Despite the heavy thunderstorms overnight, it was still hot and muggy the next morning. We were up early and on the road for the short drive to Dachau. Walking round the first of the Nazi concentration camps might not be the most cheerful way to spend a Sunday, but it’s important that we don’t forget the evil that took place in our very recent history.

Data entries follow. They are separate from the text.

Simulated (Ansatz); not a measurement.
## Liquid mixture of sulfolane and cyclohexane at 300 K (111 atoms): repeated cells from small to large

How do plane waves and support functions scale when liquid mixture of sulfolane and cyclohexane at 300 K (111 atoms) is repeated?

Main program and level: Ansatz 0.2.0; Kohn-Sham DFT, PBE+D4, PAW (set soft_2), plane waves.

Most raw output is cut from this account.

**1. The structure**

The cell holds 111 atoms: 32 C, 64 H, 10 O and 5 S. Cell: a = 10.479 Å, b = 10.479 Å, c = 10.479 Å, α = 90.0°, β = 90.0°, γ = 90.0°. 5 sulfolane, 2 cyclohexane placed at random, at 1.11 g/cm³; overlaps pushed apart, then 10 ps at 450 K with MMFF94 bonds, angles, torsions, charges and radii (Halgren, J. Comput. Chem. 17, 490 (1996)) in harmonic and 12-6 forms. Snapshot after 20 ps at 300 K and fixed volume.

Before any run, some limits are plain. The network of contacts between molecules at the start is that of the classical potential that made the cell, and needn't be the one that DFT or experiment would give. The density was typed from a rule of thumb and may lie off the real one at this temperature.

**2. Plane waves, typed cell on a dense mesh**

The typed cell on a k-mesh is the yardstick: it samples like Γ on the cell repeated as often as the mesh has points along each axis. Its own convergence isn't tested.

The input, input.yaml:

Admission is free, and we chose to pay for the audio guide handsets. Walking through the “Arbeit Macht Frei” gate, we found ourselves in the huge parade ground used for the twice-daily roll calls. We were in time to catch an English language showing of a black and white newsreel-style film from the 60’s, telling the story from Hitler’s rise to power through to the liberation of the camp by the Americans in April 1945. Opened in 1933, well before war broke out, Dachau was the prototype for all of the other concentration camps which followed. Early inmates were mainly political prisoners, communists and the like, but as time went on extended to the clergy, gypsies, homosexuals and, of course, Jews. It really is a horrific story, but even now I still find it hard to believe that all this was happening just 20 years before I was born.
Once the film was over, we walked around the grounds reading the information boards and listening to the audio guide. It really was harrowing to stand in the vast room where dead corpses were once piled high, and to then walk into the next room and see the four ovens where the bodies were cremated, three or four at a time in each one. It’s hard to comprehend man’s inhumanity towards other men.
Before leaving, we made our way to the museum and spent a while viewing the displays, but there really is too much information to take in all at once – you could easily spend a whole day there. By early afternoon we’d seen enough, and it had become very busy with visitors arriving by the coach load, so we called it a day.
It was only about 20 minutes drive from Dachau to the Allianz Area, home to Bayern Munich, on the outskirts of the city. It’s a really well designed complex, with its own exit from the motorway and situated a short distance from the U-Bahn station with trains into the city centre. An area of the car park is dedicated as a stellplatz, and for €15 a night you can park and take advantage of the free electric hook up, so it’s a very popular with motorhomers wanting to visit Munich.
We set the alarm so that we were up nice and early the next morning, catching the 8:59 into the city centre.
Neither of us had been to Munich before, so all we knew about the place was what we’d read in the Lonely Planet book, but what we did know is that there simply wasn’t time to see everything in a single day, and so we focused on visiting the old town and the English Gardens.
Getting off the U-Bahn, we found the tourist information office in the Rathaus and paid €0.50 for a tourist map. We took a circular route through the old town to the English Gardens and back, stopping for a coffee on the way there and lunch on the way back, where we sampled the local sausages which were delicious.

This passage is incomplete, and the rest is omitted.